Who's black and white and red [lipstick-ed] all over? Oh, and not at all an ice queen? MILA HERMANOVSKI! In fact, why don't we dub the flag challenge victim with the more apt titles of: Color Block Countess and/or Lady of Leggings? From the set of her latest project, "Star Trek 2," the Season 7 designer talked to the "Project Runway All Stars" Blog about the show's playground politics, her secret PRASBFFs and her stance on the Joanna vs. Tim, PR vs. PRAS judges debates.
Lisa: You’ve always been in the “Project Runway” Lifetime family. What was it like coming from Season 7 to “All Stars”?
Mila: On one hand, you come in with your eyes a little more open and you sort of know what the rules are, what the game is like, a little bit. When I did Season 7, it was all a mystery to me. They withheld all information and part of the whole bubble we were in was having all your comforts taken away from you the lack of phone and any outside influences at all; any music, any communication with your family and that kind of thing. So, just knowing you’re about to go into that is helpful. Part of that psychological stress is not there, however, there are still the same old mental challenges and physical challenges. And then of course, being with the other twelve designers, there are a lot of strong personalities under one roof.
We definitely saw that this season! Pretty much each episode, you were shown complaining about Kara and Kenley in the workroom.
Yeah, unfortunately, the way I was edited, it made it seem like I was jealous of their friendship or something and that wasn’t the case at all. It’s just when I’m in that environment, I take it very seriously, I really wanted the prize, I really wanted to win and that’s just my kind of ammo when I’m in a competition. It’s not that I didn’t want friendships and I didn’t want to find friendships, but some of the ways they acted in the workroom were just distracting to me and I was like, “don’t you guys take this seriously?” And they kind of went overboard with their antics sometimes and that, to me, was very distracting sometimes and kind of annoying. But, I was just a very serious worker, that’s all.
When I interviewed April, she said that you guys had a kind of “behind-the-scenes friendship” that we didn’t really see. Did you have kind of surprise friendships that came out of doing this?
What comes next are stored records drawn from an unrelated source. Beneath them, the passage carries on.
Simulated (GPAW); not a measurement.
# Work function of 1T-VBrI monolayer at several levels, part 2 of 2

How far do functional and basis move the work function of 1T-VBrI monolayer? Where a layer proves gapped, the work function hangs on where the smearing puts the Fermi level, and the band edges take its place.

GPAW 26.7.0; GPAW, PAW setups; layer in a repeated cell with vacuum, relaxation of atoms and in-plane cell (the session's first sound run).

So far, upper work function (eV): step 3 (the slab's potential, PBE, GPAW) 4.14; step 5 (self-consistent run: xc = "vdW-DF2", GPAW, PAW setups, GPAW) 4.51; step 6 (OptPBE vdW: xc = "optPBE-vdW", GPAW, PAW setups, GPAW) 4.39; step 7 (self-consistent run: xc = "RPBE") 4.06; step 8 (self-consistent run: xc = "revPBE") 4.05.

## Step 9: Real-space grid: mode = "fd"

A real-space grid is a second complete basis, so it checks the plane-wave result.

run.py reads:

Absolutely, and April was definitely one of them. I mean, there were definitely cliques that formed and I’m not going to lie, there was drama behind-the-scenes and off camera that definitely caused tension with those cliques but yeah, April and I had more like-personalities and that’s what it boiled down to. There was a little bit of natural segregation not too different to one that would happen on a playground (laughs). Like, me and Michael and Mondo and April and then there was Kara, Kenley, Austin, Anthony, Jerell…
Interesting. It’s funny because you guys are from the last few seasons; maybe that was one of your common bonds.
Yeah, that is interesting. I don’t know if that’s just a coincidence or something deeper than that.
Were there other things behind-the-scenes that we didn’t really get to see, that you were disappointed didn’t make it to air?
I notice there’s a couple of photographs of me actually laughing and having a good time in the workroom and I’m bummed sometimes that that stuff doesn’t make it to air because it doesn’t make me as likeable of a person! Someone who knows me personally knows that I’m not all serious all the time and that I do have a great sense of humor and I like to make friends.
There was definitely a camaraderie, for example, between me and Mondo. It was really sweet when we first met, he said, “I’m a big fan of your work and I really respect what you do.” And that was really touching to me and I think that was really what set the precedent for the rest of our time together. He would sometimes ask me for a second eye, like “what do you think about this?” and vice versa and off camera too, there were a couple moments we spent comforting each other.
A lot of the fans have been adjusting to the "All Stars" judges and Joanna in the workroom. What was your impression of the new panel and your stance on Joanna vs. Tim?
At first, I was very intimidated by Joanna because my experience was with her was a judge [on Season 7] and she’s kind of a ball-buster as a judge. In the workroom, she was a little stand-offish at first, I felt like, and didn’t really offer up much advice and I think a bunch of us would talk about that afterwards, like, “gosh, I wish she would’ve given me a little more advice.” And maybe that was just a warming up period or something because by the time I got to Episode 8 when I was eliminated, I felt she was actually giving more constructive criticism and advice to people and I really grew to respect her and love her. She’s an awesome woman and a powerhouse at what she does.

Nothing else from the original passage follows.